# Extract Negative Keyword List

## I. Load dataset

In [1]:
import pandas as pd
import numpy as np

**We need to transfer Search-terms-report.csv to UTF-8 before loadind!**

In [4]:
# Read Search terms report
df = pd.read_csv('Search-terms-report.csv')
df.head()

Unnamed: 0,Search term,Match type,Added/Excluded,Campaign,Ad group,Keyword,Clicks,Impr.,Conversions,CTR,Avg. CPC,Cost / conv.,Cost
0,cost to lease lexus es 350,Phrase match,,NEWSEM_Models_C_E_C,Sedan_ES,+Lexus +ES,1,1,0.0,100.00%,$1.64,$0.00,$1.64
1,lexus fairfield,Exact match,Added,NEWSEM_DealerName_CE_E_EC,Neighborhood,+Lexus +Fairfield,1,1,0.0,100.00%,$0.81,$0.00,$0.81
2,lexus rx 450h,Phrase match,,NEWSEM_Models_C_E_C,SUV_RX,Lexus +RX,1,3,0.0,33.33%,$2.18,$0.00,$2.18
3,new lexus es in danville ca 94506,Broad match,,NEWSEM_DealerName_CE_E_EC,Neighborhood,+Lexus +Danville,1,1,0.0,100.00%,$0.86,$0.00,$0.86
4,lexus is300 for sale,Phrase match (close variant),,NEWSEM_Models_C_E_C,Sedan_IS,"""Lexus IS 300""",1,2,0.0,50.00%,$4.68,$0.00,$4.68


In [5]:
df.tail()

Unnamed: 0,Search term,Match type,Added/Excluded,Campaign,Ad group,Keyword,Clicks,Impr.,Conversions,CTR,Avg. CPC,Cost / conv.,Cost
188,lexus fairfield ca,Phrase match,,NEWSEM_DealerName_CE_E_EC,Neighborhood,+Lexus +Fairfield,1,2,0.0,50.00%,$0.61,$0.00,$0.61
189,lexus lx 570 lease,Phrase match,,NEWSEM_Models_C_E_C,LX,"""Lexus LX 570""",1,1,0.0,100.00%,$1.43,$0.00,$1.43
190,2019 lexus nx 300,Phrase match,,NEWSEM_Models_C_E_C,SUV_NX,+Lexus +NX,1,1,0.0,100.00%,$3.68,$0.00,$3.68
191,lexus es 300h for sale,Phrase match,,NEWSEM_Models_C_E_C,Sedan_ES,+Lexus +ES,1,1,0.0,100.00%,$3.33,$0.00,$3.33
192,2017 lexus nx,Phrase match,,NEWSEM_Models_C_E_C,SUV_NX,+Lexus +NX,1,1,0.0,100.00%,$4.87,$0.00,$4.87


In [6]:
# Use keywords related columns
dfn = df[['Search term', 'Ad group', 'Keyword']]
dfn.head()

Unnamed: 0,Search term,Ad group,Keyword
0,cost to lease lexus es 350,Sedan_ES,+Lexus +ES
1,lexus fairfield,Neighborhood,+Lexus +Fairfield
2,lexus rx 450h,SUV_RX,Lexus +RX
3,new lexus es in danville ca 94506,Neighborhood,+Lexus +Danville
4,lexus is300 for sale,Sedan_IS,"""Lexus IS 300"""


## II. Text Normalization (Text Wrangling)

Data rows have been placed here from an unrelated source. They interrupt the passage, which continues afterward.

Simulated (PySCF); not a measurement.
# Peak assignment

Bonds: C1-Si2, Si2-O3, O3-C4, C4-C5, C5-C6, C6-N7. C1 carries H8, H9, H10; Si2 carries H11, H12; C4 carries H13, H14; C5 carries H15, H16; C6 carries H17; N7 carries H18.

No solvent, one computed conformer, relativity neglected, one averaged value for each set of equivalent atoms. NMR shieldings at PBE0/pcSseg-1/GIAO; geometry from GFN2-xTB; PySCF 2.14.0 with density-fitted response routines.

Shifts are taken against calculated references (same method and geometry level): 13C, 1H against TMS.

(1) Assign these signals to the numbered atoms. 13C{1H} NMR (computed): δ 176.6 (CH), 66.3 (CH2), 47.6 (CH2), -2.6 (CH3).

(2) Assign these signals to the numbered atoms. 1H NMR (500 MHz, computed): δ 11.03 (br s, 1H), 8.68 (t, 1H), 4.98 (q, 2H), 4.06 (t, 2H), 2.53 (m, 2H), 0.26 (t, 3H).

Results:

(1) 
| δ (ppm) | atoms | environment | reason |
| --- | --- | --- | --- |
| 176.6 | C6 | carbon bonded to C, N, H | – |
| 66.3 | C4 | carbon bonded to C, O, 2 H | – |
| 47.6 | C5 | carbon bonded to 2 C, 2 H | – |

Text normalization is defined as a process that consists of a series of steps that should be followed to wrangle, clean, and standardize textual data into a form that could be consumed by other NLP and analytics systems and applications as input. Besides tokenization, various other techniques include cleaning text, case conversion, correcting spellings, removing stopwords and other unnecessary terms, stemming, and lemmatization. Text normalization is also often called text cleansing or wrangling.

In [7]:
import nltk
import re
import string

### 1. Expanding Contractions

Contractions are shortened version of words or syllables. They exist in either written or spoken forms. Shortened versions of existing words are created by removing specific letters and sounds. In case of English contractions, they are often created by removing one of the vowels from the word.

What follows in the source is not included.